International Man: For many years, President Trump has made no apologies for trying to pay the least amount of taxes possible. He’s clearly stated this in many interviews.
His desire to minimize his taxes has brought scorn from many in the mainstream media, and politicians from both sides of the aisle. These people are of the opinion that paying taxes is an honorable and necessary responsibility. It brings to mind the wrongheaded saying “taxes are the price we pay for a civilized society”, which came from US Supreme Court Justice Oliver Wendell Holmes. Many people believe this.
But if that’s true, how come low tax locales like Singapore, the Cayman Islands, Monaco aren’t backward hell holes, but rather sophisticated and civilized?

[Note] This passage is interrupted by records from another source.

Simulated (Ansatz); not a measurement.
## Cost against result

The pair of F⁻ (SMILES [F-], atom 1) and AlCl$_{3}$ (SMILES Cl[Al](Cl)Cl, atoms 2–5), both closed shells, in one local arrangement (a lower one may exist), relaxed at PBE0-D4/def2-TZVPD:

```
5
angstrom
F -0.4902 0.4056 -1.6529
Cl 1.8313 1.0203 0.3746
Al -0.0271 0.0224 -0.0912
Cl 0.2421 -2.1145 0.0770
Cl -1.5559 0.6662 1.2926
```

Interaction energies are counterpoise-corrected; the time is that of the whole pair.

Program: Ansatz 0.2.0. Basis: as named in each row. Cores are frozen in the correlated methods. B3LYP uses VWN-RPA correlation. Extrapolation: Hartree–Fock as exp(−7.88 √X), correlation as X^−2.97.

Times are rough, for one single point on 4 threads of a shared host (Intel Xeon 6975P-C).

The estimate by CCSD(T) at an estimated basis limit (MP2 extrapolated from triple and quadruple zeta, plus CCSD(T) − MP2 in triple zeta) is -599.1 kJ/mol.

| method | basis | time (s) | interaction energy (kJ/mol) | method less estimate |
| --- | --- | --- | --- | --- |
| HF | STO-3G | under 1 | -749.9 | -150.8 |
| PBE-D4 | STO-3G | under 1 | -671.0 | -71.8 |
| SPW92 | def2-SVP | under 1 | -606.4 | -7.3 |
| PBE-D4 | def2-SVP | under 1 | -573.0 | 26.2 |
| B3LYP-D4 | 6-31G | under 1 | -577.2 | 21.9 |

Doug Casey: Almost any lie can be accepted as truth if it’s said often enough and with enough certainty. That absolutely applies to what Holmes said. It’s shameful how people don’t think about its meaning, but slavishly repeat it.
Taxes aren’t the price we pay for civilized society. They’re a sign of the fact that society is becoming uncivilized. A civilized society is based on voluntarism. Taxes are all about coercion.
People don’t seem to recognize or remember that before 1913 there was no income tax in the US. There was no reporting of any kind to the US government. It was a much more civilized and far freer country then.
As far as Trump minimizing his taxes, congratulations to him. The object should be to cut the size of the US government in half, and cut it in half again, and again. And along with it, cut the tax burden that it imposes on the average American.
Trump should be proud of himself for cutting his taxes. It's your patriotic duty as an American citizen to deny revenue to the State and the kind of people that are drawn to it and populate it.
The fact that some people resent others for not paying taxes is just evidence that they’ve been consumed by the vice of envy, which is one of the worst of the vices. Jealousy says “if you have something that I want, I’ll try to take it from you, just because I want it." Envy says “if you have something that I want, and I can’t take it from you, I’ll destroy it and hurt you."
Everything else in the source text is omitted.